This article looks at the mount namespace and is the third in the Linux Namespace series. In the first article, I gave an introduction to the seven most commonly used namespaces, laying the groundwork for the hands-on work started in the user namespaces article. My goal is to build out some fundamental knowledge as to how the underpinnings of Linux containers work. If you're interested in how Linux controls the resources on a system, check out the CGroup series, I wrote earlier. Hopefully, by the time you're done with the namespaces hands-on work, I can tie CGroups and namespaces together in a meaningful way, completing the picture for you.
For now, however, this article examines the mount namespace and how it can help you get closer to understanding the isolation that Linux containers brings to sysadmins and, by extension, platforms like OpenShift and Kubernetes.
[ You might also like: Sharing supplemental groups with Podman containers ]
The mount namespace
The mount namespace doesn't behave as you might expect after creating a new user namespace. By default, if you were to create a new mount namespace with unshare -m
, your view of the system would remain largely unchanged and unconfined. That's because whenever you create a new mount namespace, a copy of the mount points from the parent namespace is created in the new mount namespace. That means that any action taken on files inside a poorly configured mount namespace will impact the host.
Some setup steps for mount namespaces
So what use is the mount namespace then? To help demonstrate this, I use an Alpine Linux tarball.
In summary, download it, untar it, and move it into a new directory, giving the top-level directory permissions for an unprivileged user:
[root@localhost ~] export CONTAINER_ROOT_FOLDER=/container_practice
[root@localhost ~] mkdir -p ${CONTAINER_ROOT_FOLDER}/fakeroot
[root@localhost ~] cd ${CONTAINER_ROOT_FOLDER}
[root@localhost ~] wget https://dl-cdn.alpinelinux.org/alpine/v3.13/releases/x86_64/alpine-minirootfs-3.13.1-x86_64.tar.gz
[root@localhost ~] tar xvf alpine-minirootfs-3.13.1-x86_64.tar.gz -C fakeroot
[root@localhost ~] chown container-user. -R ${CONTAINER_ROOT_FOLDER}/fakeroot
The fakeroot
directory needs to be owned by the user container-user because once you create a new user namespace, the root user in the new namespace will be mapped to the container-user outside of the namespace. This means that a process inside of the new namespace will think that it has the capabilities required to modify its files. Still, the host's file system permissions will prevent the container-user account from changing the Alpine files from the tarball (which have root as the owner).
So what happens if you simply start a new mount namespace?
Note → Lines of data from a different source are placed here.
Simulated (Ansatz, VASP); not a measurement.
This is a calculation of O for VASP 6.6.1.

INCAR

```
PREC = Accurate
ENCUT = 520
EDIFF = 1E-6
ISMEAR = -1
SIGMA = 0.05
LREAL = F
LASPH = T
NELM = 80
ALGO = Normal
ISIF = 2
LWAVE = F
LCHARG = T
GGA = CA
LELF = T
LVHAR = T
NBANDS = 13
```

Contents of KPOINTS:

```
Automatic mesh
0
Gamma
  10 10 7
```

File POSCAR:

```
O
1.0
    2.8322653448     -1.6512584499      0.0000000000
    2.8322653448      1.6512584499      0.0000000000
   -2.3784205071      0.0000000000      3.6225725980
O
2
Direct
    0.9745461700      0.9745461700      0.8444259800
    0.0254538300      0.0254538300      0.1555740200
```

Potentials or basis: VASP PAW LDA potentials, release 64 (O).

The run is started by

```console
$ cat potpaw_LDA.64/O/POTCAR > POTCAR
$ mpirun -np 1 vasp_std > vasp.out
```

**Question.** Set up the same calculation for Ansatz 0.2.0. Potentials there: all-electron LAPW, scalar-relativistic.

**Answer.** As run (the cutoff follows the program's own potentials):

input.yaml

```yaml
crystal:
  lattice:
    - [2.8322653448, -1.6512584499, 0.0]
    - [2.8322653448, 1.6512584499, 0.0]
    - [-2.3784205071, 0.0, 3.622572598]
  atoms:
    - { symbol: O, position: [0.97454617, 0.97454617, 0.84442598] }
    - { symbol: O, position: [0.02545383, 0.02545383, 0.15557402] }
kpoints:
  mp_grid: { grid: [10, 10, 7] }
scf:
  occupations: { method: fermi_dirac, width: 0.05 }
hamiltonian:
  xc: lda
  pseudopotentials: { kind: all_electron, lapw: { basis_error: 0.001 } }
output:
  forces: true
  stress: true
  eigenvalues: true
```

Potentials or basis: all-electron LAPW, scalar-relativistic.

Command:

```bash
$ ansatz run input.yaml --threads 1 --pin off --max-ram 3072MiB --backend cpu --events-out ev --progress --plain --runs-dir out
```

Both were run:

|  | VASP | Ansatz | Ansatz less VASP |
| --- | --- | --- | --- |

PS1='\u@new-mnt$ ' unshare -Umr
Now that you're inside the new namespace, you might not expect to see any of the original mount points from the host. However, this isn't the case:
root@new-mnt$ df -h
Filesystem Size Used Avail Use% Mounted on
/dev/mapper/cs-root 36G 5.2G 31G 15% /
tmpfs 737M 0 737M 0% /sys/fs/cgroup
devtmpfs 720M 0 720M 0% /dev
tmpfs 737M 0 737M 0% /dev/shm
tmpfs 737M 8.6M 728M 2% /run
tmpfs 148M 0 148M 0% /run/user/0
/dev/vda1 976M 197M 713M 22% /boot
root@new-mnt$ ls /
bin container_practice etc lib media opt root sbin sys usr
boot dev home lib64 mnt proc run srv tmp var
The reason for this is that systemd
defaults to recursively sharing the mount points with all new namespaces. If you mounted a tmpfs
filesystem somewhere, for example, /mnt
inside the new mount namespace, can the host see it?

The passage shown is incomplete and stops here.